The same thing happens with my_predict
.
Anyway, this should work for you:
linear_model <- function(x) lm(Education ~ TIME, x)
m <- lapply(split(table2,table2$LOCATION),linear_model)
new_df <- data.frame(TIME=c(2019))
my_predict <- function(x) predict(x,new_df)
sapply(m,my_predict)
ANSWER TO THE EDIT
There are probably more efficient ways of looping the prediction, but here is my approach:
pred_data <- list()
for (i in 3:6){
linear_model <- function(x) lm(x[,i] ~ TIME, x)
m <- lapply(split(tableLinR,tableLinR$LOCATION),linear_model)
new_df <- data.frame(TIME=c(2020, 2021), row.names = c("2020", "2021"))
my_predict <- function(x) predict(x,new_df)
pred_data[[colnames(tableLinR)[i]]] <- sapply(m,my_predict)
}
pred_data <- melt(pred_data)
pred_data <- as.data.frame(pivot_wider(pred_data, names_from = L1, values_from = value))

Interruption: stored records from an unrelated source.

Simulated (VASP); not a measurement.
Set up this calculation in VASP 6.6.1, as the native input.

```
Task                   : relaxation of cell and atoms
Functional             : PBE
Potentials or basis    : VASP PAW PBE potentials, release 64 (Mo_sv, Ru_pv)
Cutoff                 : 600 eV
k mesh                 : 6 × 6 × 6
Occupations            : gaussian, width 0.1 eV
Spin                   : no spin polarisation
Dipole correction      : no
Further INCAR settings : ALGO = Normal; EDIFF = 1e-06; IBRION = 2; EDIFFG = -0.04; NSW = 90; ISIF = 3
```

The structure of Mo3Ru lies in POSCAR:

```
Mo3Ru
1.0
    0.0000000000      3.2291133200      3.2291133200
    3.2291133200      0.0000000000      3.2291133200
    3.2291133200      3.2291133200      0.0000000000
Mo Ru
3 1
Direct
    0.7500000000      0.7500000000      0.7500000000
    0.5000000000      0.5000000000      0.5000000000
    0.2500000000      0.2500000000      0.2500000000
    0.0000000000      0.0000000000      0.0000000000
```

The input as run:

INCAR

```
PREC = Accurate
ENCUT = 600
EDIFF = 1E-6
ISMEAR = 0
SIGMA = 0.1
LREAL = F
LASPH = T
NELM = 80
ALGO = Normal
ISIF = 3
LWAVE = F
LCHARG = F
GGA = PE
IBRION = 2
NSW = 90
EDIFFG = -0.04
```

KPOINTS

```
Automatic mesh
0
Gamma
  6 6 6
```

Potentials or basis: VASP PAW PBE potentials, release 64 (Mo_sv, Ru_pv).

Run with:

First you create an empty list where you will be saving the outputs of your loop. In for (i in 3:4)
you put the interval of columns you want a prediction from. The result pred_data
is a list that you can transform into a data frame in different ways. With melt
and pivot_wider
you obtain a format similar to your original data.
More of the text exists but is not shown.